Improvisation with Søren Kjærgaard, Copenhagen 2013, Photo: Ida Bach Jensen

Democratic Sound

  • Annonce

    Man skal høre meget

These words take shape in a Swedish cabin. The summer is unusually warm and with the added heat of the computer screen, my usual discomfort at the beginning of a creative work seems doubled. I give in to this sense of resistance and in the company of my nephew, go balancing from stone to stone along the beach. His name is also Simon and this particular summer, he is part and parcel of his soccer kit, which matches that of the Brazilian team. The lake here is called Västra Silen. However, Simon believes it is West Brazil. I think he imagines the World Cup taking place at the end of the lake – 40 km south of here. Maybe he can hear echoes of fervent cheers in the quietude of nature. I choose not to ask him because I quite like the idea that the illusion is so closely related to the real and global spectacle. In the company of a little child, it is possible to shape the world as you see fit.

 

As is often the case with Simon Steen-Andersen, the basic idea of the work seems refined and well-founded.

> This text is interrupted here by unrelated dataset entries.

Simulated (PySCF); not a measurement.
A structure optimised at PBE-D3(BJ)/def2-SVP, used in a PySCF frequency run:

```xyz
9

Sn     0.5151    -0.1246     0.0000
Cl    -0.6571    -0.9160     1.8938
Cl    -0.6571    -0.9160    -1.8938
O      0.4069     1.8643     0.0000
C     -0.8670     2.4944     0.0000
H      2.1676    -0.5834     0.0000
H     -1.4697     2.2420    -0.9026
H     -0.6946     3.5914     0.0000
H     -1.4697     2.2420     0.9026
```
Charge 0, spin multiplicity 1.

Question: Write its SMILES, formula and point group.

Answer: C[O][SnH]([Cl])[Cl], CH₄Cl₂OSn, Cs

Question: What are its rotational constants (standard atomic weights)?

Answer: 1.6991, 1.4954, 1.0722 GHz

Watching Simon Steen-Andersen play the building in Run Time Error resembles the way my nephew shapes his universe. The title of the work implies an error – more precisely a software error which one would usually try and fix. But this work is all about the creations that arise once the ‘program’ assumes its own life. It has its very own logic and apparently distinct rules; one being that whatever constitutes the composition’s instruments must be found inside the house. The work makes use of several fugal techniques: themes are exposed, developed, expanded and they meet their counterpoint. As is often the case with Simon Steen-Andersen, the basic idea of the work seems refined and well-founded. However, what grips my attention is the notion that new creations might spring out of a mistake.

Echoes of dust and breath
Steen-Andersen studied in Argentina and he carries some of this into his universe. In an older text about this country, which is declared bankrupt a second time while I write these lines, he describes how a number of Argentinean composers share a musical kinship with the Nordic countries, but they do not share the European structural elements like development, direction and climax.1 Instead they often practise restrained movements, verging on stillness.

 

He can call attention to echoes of dust and breath and find the sounds of the human behind them.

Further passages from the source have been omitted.